Art Commission ponders second 9/11 memorial in two years

The 9/11 memorial, titled Mending Liberty, is the brainchild of Steve Saymon, a local first responder to the disaster, and Jeffrey Little, a contractor and the designer of the work, which is planned to be near the main entrance of Franklin Square.

The Philadelphia Art Commission was not exactly bowled over by a second proposed 9/11 Memorial, as Plan Philly reports.

“I'm a little disappointed,” said chair and artist Moe Brooker, “that this seems rather small in comparison to the power of the day.”

The planned memorial for Franklin Square, first reported by The Inquirer’s Stephan Salisbury, is the project of first responder Steve Saymon and contractor Jeffrey Little. The proposed "Mending Liberty" memorial features a replica of the Liberty Bell suspended between a replica of the Twin Towers, with remnants from all three crash sites.

After I wrote this column about the memorial, which appeared to be fast tracked by the mayor’s office, one perceptive reader noted that the design suggests that "commerce is supporting liberty and freedom.”
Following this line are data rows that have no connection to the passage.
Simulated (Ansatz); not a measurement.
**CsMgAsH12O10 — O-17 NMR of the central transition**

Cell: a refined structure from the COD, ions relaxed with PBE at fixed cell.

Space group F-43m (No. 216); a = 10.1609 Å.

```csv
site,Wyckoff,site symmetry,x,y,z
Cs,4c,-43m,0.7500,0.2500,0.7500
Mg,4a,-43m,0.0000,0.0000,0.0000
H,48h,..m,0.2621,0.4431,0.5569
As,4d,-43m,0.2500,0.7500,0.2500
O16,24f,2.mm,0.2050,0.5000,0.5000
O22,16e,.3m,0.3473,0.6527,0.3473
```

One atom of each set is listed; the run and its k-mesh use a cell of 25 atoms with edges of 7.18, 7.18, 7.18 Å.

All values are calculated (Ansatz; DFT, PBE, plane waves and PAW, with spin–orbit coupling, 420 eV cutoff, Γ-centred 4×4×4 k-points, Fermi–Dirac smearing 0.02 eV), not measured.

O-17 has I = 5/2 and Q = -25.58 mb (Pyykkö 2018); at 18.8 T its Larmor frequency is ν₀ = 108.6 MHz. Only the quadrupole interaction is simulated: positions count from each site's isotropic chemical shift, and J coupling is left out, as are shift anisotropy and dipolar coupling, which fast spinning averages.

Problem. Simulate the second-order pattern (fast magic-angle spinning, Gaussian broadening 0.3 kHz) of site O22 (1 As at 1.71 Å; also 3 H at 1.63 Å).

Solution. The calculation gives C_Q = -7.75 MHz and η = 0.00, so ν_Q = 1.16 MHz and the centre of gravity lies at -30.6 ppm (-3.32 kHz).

The memorial presents a "series of symbols that have no relation to each other," noted Commissioner Robert Roesch at Thursday's meeting. "Our eyes are darting around looking for something to glom onto."

Philadelphia already has a 9/11 memorial, a graceful, understated design fashioned from a piece of steel from the World Trade Center on the banks of the Schuylkill. That memorial was dedicated September 2012. This one, its creators hope, would be dedicated this September.

There already is a memorial in crowded Franklin Square, one for fallen city police officers and firefighters.

If we have too many memorials, do they lose their significance?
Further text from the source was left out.